"Education-based incarceration is what this is all about," said L.A. County Sheriff's Deputy Dave Bates. "So we're giving guys an opportunity to change their lives. They've been coming to jail, they've been coming to prison. They're tired. They're tired of being tired."
Under this program they are still held accountable for their crimes. But these inmates also learn how to be fathers and husbands. It sounds simple enough, but it's often something these men never learned.
"Though education, we can make a difference," said L.A. County Sheriff's Lt. Brian Fitch. "We can reduce the number of people who come into our care and custody each year."
Some classes are led by teachers, scenarios acted out by instructors showing the men how to deal with everyday situations.
Other classes are through cable channels on inmate televisions or computers. Often it's not what you'd expect from a jail.

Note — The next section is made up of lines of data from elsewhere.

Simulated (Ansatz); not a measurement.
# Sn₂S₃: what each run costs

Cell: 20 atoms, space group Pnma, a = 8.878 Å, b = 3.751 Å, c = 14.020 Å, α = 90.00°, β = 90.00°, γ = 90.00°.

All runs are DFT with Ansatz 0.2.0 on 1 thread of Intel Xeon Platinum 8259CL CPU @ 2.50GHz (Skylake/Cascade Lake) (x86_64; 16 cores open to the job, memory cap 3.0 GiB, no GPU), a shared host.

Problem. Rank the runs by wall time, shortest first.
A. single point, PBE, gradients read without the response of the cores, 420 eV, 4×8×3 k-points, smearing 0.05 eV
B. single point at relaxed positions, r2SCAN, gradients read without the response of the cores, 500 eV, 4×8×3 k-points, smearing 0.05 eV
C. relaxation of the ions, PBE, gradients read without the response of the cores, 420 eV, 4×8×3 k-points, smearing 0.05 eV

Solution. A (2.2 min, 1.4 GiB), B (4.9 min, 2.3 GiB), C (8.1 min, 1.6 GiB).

"Putting an addict in jail does not change their addiction," said Bates. "Getting to their heart, getting to their mind, finding out why they're doing what they're doing -- you know, locking a guy up, putting him behind bars, does not change anything."
And the recidivism rate has dropped dramatically. Recidivism is the rate of the number of inmates who return to jail after being released. It used to be about 70 percent. Now it's down to about 30 percent.
"It means changing the role of the deputy sheriff," said Fitch. "It means the deputy sheriff can perform more than one function. The deputy sheriff can provide security, but he or she can also act as a mentor, act as a teacher."
The program has been in effect for about four years, and it is successful. Officials say it is changing the lives of thousands of inmates, and in turn, that changes the lives of all of us.